The mixed layer (ML) is a quasi-homogeneous, turbulized layer in the world ocean. Its upper boundary directly contacts with the atmosphere boundary layer, while the ML bottom contacts with the underlying thermocline. That is why ML is also called the upper mixed layer. Vertical gradients of temperature and salinity within the ML usually don’t exceed 0.01 Kelvin degree and 0.01 promille per m. ML is formed as a result of turbulent mixing because of thermohaline convection, vertical shear of oceanic currents and surface waves (periodically breaking when their slope reaches some critical level). Sometimes, the most turbulized lower part of the atmospheric boundary layer is also called ML. It is a result of strong mixing because of thermal convection and/ or dynamic shear turbulence. Convection prevails when surface heating occurs, while dynamic shear turbulence is generated by strong winds. Its typical thickness is a few hundred meters.
The process of oceanic ML deepening is accompanied by the entrainment of more cold water of the thermocline into the upper turbulized layer. This leads to negative ML heat fluxes at its bottom, which is why the ML deepening is accompanied by its cooling. As a result of entrainment, the sharp interface between turbulized ML and unturbulized thermocline is formed. If surface sources of turbulence are too weak to mix a stably stratified thermocline, the ML turbulence is decaying and the depth of ML is decreasing. The ML shoaling causes its isolation from the thermocline because the new, turbulized, upper mixed layer is joined with underlying old (relict) ML with decaying turbulence. As a result, the heat fluxes at the bottom of the new upper mixed layer is close to zero, which doesn’t prevent the upper mixed layer from the warming. This follows, for example, from a generalized analysis of these processes discussed by Eric Kraus.

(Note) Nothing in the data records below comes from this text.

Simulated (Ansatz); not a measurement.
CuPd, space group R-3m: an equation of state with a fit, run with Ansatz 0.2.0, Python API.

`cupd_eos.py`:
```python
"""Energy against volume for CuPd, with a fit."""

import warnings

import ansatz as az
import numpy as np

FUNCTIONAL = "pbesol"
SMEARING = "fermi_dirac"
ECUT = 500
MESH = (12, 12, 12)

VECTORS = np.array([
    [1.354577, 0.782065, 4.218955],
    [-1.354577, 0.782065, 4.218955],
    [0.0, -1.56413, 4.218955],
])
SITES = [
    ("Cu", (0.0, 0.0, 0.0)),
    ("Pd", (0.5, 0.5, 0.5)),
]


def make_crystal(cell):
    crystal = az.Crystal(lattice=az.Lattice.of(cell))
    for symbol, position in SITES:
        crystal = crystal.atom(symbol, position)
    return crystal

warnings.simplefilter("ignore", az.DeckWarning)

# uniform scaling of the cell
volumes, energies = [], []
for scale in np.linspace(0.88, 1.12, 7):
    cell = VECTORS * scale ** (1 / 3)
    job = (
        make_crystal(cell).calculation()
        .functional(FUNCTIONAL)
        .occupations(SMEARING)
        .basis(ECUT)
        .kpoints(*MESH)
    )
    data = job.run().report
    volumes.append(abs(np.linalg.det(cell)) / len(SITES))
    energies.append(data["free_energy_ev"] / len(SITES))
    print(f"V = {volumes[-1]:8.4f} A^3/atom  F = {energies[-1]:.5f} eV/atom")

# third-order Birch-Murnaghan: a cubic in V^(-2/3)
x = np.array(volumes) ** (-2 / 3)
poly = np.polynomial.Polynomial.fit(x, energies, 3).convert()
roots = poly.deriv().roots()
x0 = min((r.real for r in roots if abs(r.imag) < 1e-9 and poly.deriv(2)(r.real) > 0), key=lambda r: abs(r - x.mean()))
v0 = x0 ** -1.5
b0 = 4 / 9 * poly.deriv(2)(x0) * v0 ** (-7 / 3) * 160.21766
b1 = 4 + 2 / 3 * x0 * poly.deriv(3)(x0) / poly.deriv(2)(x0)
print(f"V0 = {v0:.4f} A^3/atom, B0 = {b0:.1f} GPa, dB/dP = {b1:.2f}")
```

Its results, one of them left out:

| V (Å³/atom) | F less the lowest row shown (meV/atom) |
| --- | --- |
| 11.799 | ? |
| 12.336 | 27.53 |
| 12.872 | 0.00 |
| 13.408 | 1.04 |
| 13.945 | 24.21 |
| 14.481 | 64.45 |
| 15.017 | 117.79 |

The ML occupies almost the whole world’s oceans. Its thickness is at a maximum in the sub-Arctic and sub-Antarctic regions in winter, when North Atlantic Deep Water and Antarctic bottom water are sinking up to 1.2–3.7 mi. (2–6 km). In the tropics and subtropics, the typical ML depth is of about 33–330 ft. (10–100 m) throughout the year. It is controlled not only by intensity of surface turbulent mixing, but also by regular vertical motion because of divergence or convergence of oceanic currents. Therefore, in the vicinity of oceanic jets (such as the Gulf Stream or Equatorial Undercurrents/Countercurrents), the ML thickness is changed significantly, and horizontal inhomogeneity should be taken into account for simulation of the ML evolution. In middle and high latitudes of the ocean interior, there is a strong seasonal cycle of ML parameters depending on heat fluxes at the surface. In winter, ML is cooling and deepening as a result of net heat lost at the ocean surface and the mixed layer bottom. In that time, intense thermal convection is a principal cause of the ML deepening.
A maximum ML thickness in the end of winter is, in fact, the depth of penetration of seasonal variations of temperature, salinity, and density. In spring and summer, the typical ML thickness is at a minimum as a result of surface heating. In that time, ML is turbulized by dynamic processes (that is, vertical shear of oceanic currents and surface waves) and is no thicker than a few meters to tens of meters.
Buoyancy forcing because of thermal convection is a principal cause of winter mixing of ML elsewhere in the subtropics and the middle and high latitudes of the world’s oceans. However, haline convection may also be important, especially in the subtropical ocean bounded by a large desert (such as the north subtropical Atlantic and Sahara), where very dry conditions lead to intense evaporation and sinking of salty waters to the depths. In these specific regions, buoyancy ML forcing because of haline effects prevails. The same is true for some close or semiclose seas situated in an arid zone (such as the Red Sea and the Dead Sea).